However, Commonwealth Fund officials pointed to access as the biggest problem with America's health care system and said that it should be the priority target area for a new administration and the next Congress.

"Whenever you look outside the U.S., one of the core differences you see is everyone is in the health care system," said Cathy Schoen, the Commonwealth Fund's senior vice-president and the study's lead researcher.

The study recorded a nine point decline since 2006 in the United States' access to care score, from 67 to 58 out of 100. The biggest reason for this drop was a spike in the number of Americans who went underinsured as opposed to uninsured, researchers said. Another Commonwealth Fund report, released last month, found that the number of Americans "insured but poorly protected" rose by 60 percent from 2003 to reach 25 million people in 2007, a year in which 37 percent of health care consumers reported going without needed care.

"We now have 75 million Americans who are uninsured or underinsured. Poor access pulls down quality and drives up costs of care. The U.S. leads the world on health care spending—we should expect a far better return on our investment," Schoen said in a press release.

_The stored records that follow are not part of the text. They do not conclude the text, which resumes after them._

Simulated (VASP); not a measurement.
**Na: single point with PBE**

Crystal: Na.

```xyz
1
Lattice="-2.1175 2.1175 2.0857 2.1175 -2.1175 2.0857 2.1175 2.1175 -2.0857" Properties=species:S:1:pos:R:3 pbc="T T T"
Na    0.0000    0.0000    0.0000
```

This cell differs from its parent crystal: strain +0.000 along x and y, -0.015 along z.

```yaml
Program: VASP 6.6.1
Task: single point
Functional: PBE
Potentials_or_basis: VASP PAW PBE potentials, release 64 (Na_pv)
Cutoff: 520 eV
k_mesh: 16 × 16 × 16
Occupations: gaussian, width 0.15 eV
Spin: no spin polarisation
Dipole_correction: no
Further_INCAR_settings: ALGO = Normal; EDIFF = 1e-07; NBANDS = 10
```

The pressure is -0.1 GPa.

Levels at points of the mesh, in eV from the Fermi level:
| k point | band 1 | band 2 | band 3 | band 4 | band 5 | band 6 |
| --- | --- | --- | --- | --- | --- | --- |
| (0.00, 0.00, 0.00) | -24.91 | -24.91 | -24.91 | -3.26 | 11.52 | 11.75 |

Schoen and others praised state and local efforts to improve quality and access to care, but said that only a coordinated, "top-down" effort would allow the United States to reach the benchmarks necessary to save lives and cut costs on a significant scale.

They pointed to the next administration as the next opportunity to begin this effort.

When asked which presidential health care plan she would support, Commonwealth Fund President Karen Davis did not immediately express a preference. She noted similarities between the plans of Sens. John McCain, R-Ariz., and Barack Obama, D-Ill., in terms of their cost containment strategies and support of health information technologies, but said they differ in how they would expand access.

When pressed, Davis said, "On coverage, Obama's plan is preferable."